TORONTO - Three things we learned in the Red Sox' 11-7, 11-inning victory in Toronto on Tuesday night:
1) Mookie Betts' speed can be a game-changer.
Case in point: the 11th inning Tuesday night.
Betts was on first when Christian Vazquez dropped down a bunt, trying to move Betts into scoring position. The bunt was hit too hard and Toronto closer Case Janssen fielded it as he came off the mound. He quickly turned and fired to second, attempting to cut down Betts, the lead runner.
Betts was initially ruled out, but he signaled immediately to the dugout to alert John Farrell to challenge the call. Sure enough, with the use of instant replay, the call was overturned and Betts was ruled safe.
After another bunt -- this one further bungled by Janssen -- loaded the bases, Betts scored the go-ahead run on Dustin Pedroia's line single to center.
The Sox would go on score seven runs in the inning, so the run by Betts wasn't as big as it first appeared.
But there's no denying the value of his speed and his ability to get a good jump.
Betts has yet to claim a spot in the Red Sox' future plans, but it's intriguing to think of a lineup that next year could feature both Rusney Castillo and, at least on occasion, Betts.
That sort of athleticism has been missing from the lineup this year, with the departure of Jacoby Ellsbury and the loss of Shane Victorino for all but two dozen or so games.
In an era when offense is down and every run is critical, adding the element of speed to the Red Sox' attack could be a big boost.
2) Quietly, Dustin Pedroia is reviving his offensive game.
Over his past 29 games, going back almost exactly a month, Pedroia has shown encouraging signs. In that span, he's put up a slash line of .323/.354/.444, numbers more in line with his career averages.
In the past two games, Pedroia has hit two homers and knocked in six runs. The four RBI he had Tuesday in the 11-7 victory marked the first time he had knocked in four runs in a game since the first week of May.
Pedroia shrugged off his improved offense Tuesday night, maintaining that his goal has been just to try to put together good at-bats.
Pedroia's isn't one for introspection and certainly isn't one to use injuries as an excuse. We'll never know how much the wrist injury he sustained in the home opener hampered him in the first few months of the season, though with the benefit of hindsight, it seems the answer is obvious.
The Red Sox are far out of playoff contention and even if Pedroia continues to smoke the ball the rest of the way, it won't cancel out the poor first half he had.
But it can go a long way in making the Red Sox feel better about Pedroia for 2015 -- and the six more years that follow it as part of a contract that stretched through the 2021 season.
3) Will Middlebrooks isn't doing much to take advantage of his opportunity.

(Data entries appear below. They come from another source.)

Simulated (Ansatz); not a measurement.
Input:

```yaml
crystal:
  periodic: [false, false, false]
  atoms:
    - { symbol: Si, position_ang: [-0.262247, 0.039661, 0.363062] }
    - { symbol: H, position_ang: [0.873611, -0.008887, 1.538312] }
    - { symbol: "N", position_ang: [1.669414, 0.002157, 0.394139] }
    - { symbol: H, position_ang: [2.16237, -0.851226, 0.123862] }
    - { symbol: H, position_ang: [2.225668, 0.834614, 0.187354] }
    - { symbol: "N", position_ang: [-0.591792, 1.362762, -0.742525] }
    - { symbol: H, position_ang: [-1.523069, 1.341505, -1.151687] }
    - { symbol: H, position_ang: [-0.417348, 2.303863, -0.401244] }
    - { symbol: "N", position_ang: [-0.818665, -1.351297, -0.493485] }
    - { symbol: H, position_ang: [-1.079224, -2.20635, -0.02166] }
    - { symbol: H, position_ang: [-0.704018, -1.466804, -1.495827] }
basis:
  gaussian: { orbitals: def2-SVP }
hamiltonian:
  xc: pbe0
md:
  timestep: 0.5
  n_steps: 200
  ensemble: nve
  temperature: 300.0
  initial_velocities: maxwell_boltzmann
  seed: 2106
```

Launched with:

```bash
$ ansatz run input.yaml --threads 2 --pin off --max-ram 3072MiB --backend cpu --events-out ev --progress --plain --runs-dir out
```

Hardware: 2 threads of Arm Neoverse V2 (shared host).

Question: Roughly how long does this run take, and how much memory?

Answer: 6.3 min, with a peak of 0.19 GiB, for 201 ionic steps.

When Middlebrooks was summoned from an injury rehab on Aug. 1 and it was clear the Sox were going to use the final two months to evaluate where -- if at all -- he fits in the team's future.
But in the span of 20 games, Middlebrooks has done nothing to improve his stock. In the first two games of the series, he's struck out seven times.
He did hit a booming double in the first inning to score a run, but otherwise, struck out four times Tuesday night, the last of which came against a position player (Steve Tolleson) pressed into service by Toronto manager John Gibbons.
In the 20 games this month, he's put up a line of .186/.230/.257 while striking out 25 times and walking just four times in 74 plate appearances.
The Red Sox desperately want Middlebrooks to flash the power that he has, and indeed, it would be tough to give up on that aspect of his game. In 2012, he did slug .509 and cracked 15 homers in just 75 games. Right-handed power is the toughest commodity to find in the game, but unless Middebrooks can start to show some of it in the final five weeks, he's seemingly bound to be included in some trade this off-season.
The third base job is open and waiting to be claimed, but Middlebrooks has yet to show he deserves it.